Another important use of ARCHER is in computational fluid dynamics (CFD). To represent this research field on Wee Archie, we created one of our most popular demonstrations, which allows a user to design the cross section of an aeroplane wing, whose aerodynamic properties are then determined by Wee Archie. Afterwards, the user can find out whether their aeroplane could fly, and how far across the world it could go on a single tank of fuel. To facilitate creating this and future demonstrations we have developed a Python framework, which allows a server to run parallel simulations on Wee Archie, and graphical clients for designing inputs and viewing outputs on laptops. The framework provides a template from which new demonstrations can be easily created.

With our CFD demo, users are first shown the cross-section of an aeroplane wing, where they can adjust the angle of attack, camber (curve), and thickness of the wing using sliders to create their desired shape.
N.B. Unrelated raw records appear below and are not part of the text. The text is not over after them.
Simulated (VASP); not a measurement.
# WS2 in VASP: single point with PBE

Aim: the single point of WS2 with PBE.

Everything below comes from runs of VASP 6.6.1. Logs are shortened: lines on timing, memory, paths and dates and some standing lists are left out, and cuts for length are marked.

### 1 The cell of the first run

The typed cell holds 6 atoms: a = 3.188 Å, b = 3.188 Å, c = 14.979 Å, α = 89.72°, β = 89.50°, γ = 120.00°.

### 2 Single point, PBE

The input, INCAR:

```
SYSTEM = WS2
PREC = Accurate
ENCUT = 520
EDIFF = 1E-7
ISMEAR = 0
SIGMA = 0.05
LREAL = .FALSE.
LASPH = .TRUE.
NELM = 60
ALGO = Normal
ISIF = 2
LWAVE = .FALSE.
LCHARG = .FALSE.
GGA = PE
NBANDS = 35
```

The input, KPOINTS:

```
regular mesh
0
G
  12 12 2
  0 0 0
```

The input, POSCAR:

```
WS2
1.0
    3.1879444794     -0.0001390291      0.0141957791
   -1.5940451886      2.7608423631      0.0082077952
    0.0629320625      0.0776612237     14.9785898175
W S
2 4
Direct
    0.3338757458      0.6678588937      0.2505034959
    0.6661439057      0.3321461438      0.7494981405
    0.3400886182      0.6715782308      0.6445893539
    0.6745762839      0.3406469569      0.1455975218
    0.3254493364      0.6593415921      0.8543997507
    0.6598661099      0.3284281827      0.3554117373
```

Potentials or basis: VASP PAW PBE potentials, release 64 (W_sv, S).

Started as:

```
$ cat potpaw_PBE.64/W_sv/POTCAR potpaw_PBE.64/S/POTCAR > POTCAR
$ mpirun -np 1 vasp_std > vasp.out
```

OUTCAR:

They then submit this shape to Wee Archie, which will then calculate the airflow over the wing. Whilst this calculation is being performed, the client displays dashed lines over the wing to show how the computational domain is split up between the different nodes on Wee Archie. The calculation takes around 25 seconds, giving time for a demonstrator to explain what Wee Archie is doing. Once the simulation is complete, the airflow around the wing is displayed on screen, along with a vector indicating the direction of the net force (lift and drag) on the wing. The air pressure around the wing can also be displayed, presenting an opportunity for a conversation about what conditions are needed to generate lift.

Now for the fun! The user clicks the “take off” button, which will attempt to make a plane fly with that wing. An animation ensues, with the plane either soaring gracefully into the air...

... or falling off the cliff at the end of the runway into the sea, where it slowly sinks beneath the waves.

In addition to this, the user can see how far the plane can fly with that wing design. This is displayed as a shaded area on a world map.

This is animated, with the shaded area growing in size as the fuel gauge empties. Users can compete with each other to see whose wing can carry the plane the furthest. If a plane cannot take off, it could still have a large range. This is because in reality a plane does not maintain a fixed wing shape, but alters the shape of its wing during take-off, cruise and landing to optimise its shape for the task at hand. Users can experiment with different wing designs, and determine the required properties for takeoff and cruising. This educates the user on aerodynamics, and also demonstrates why a supercomputer is useful for designing and testing many prototypes in quick succession.

To date we have used the CFD demo at Bang Goes the Borders, IET Engineering the Future, The Big Bang Fair and the Edinburgh International Science Festival and it has received positive responses from children and adults alike! Between the Big Bang Fair and Edinburgh International Science festival, 2165 planes were designed, with 744 planes successfully taking off and travelling a combined travel distance of over 6.6 million kilometres – enough to fly to the Moon and back seven times! In the future we plan to have several other demos, showcasing more kinds of research carried out on ARCHER. We (and Wee Archie) look forward to meeting all the people we can at future science festivals and conferences. See you soon!